Thursday, October 21, 2010

Hazlitt on Economic and Political Literacy

Hazlitt, in his 'Economics in One Lesson', has many interesting things to say, things which really should be learnt and understood by those who take our money or want to decide how to spend it. One observation he makes is the following,

"Finally, by the greatest miracle of all, this world of superinternational controls and coercions is also going to be a world of "free" international trade! Just what the government planners mean by free trade in this connection I am not sure, but we can be sure of some of the things they do not mean. They do not mean the freedom of ordinary people to buy and sell, lend and borrow, at whatever prices or rates they like and wherever they find it most profitable to do so. They do not mean the freedom of the plain citizen to raise as much of a given crop as he wishes, to come and go at will, to settle where he pleases, to take his capital and other belongings with him. They mean, I suspect, the freedom of bureaucrats to settle these matters for him."

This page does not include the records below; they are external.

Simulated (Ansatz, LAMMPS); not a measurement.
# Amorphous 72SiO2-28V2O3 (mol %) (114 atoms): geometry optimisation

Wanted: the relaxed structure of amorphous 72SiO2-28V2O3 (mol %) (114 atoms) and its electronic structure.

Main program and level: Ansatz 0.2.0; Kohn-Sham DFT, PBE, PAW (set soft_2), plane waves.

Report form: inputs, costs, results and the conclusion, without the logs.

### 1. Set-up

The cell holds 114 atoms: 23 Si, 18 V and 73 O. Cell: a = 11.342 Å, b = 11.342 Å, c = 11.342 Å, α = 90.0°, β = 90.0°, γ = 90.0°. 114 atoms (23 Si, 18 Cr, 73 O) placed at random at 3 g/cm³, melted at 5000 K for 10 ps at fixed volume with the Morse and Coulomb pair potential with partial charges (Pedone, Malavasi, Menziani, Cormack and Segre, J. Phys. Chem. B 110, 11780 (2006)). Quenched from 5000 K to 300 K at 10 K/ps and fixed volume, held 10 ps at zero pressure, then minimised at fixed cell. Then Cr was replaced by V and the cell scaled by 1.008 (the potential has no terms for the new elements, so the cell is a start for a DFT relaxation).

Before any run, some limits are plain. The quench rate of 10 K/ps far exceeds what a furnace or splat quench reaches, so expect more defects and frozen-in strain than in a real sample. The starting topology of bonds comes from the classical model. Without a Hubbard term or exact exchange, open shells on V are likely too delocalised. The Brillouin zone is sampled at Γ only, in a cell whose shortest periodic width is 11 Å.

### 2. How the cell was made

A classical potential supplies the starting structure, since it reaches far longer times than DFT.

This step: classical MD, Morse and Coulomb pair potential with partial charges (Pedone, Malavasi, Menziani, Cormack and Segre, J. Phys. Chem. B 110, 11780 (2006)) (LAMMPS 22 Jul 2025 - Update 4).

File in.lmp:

That seems pretty clear, and sounds about right.

3 comments:

Vincent said...

At first I thought you were quoting from the celebrated essayist William Hazlitt, but it didn't look like his style. Who this guy is, I don't know.

CIngram said...

Neither did I, but I came across his book while trying to understand what money is, and I was struck by these lines. Not by the style, just by the simplicity and clarity of them.

Vincent said...

After the initial disappointment of its not being William Hazlitt, I do agree with you, at least from the extract you show.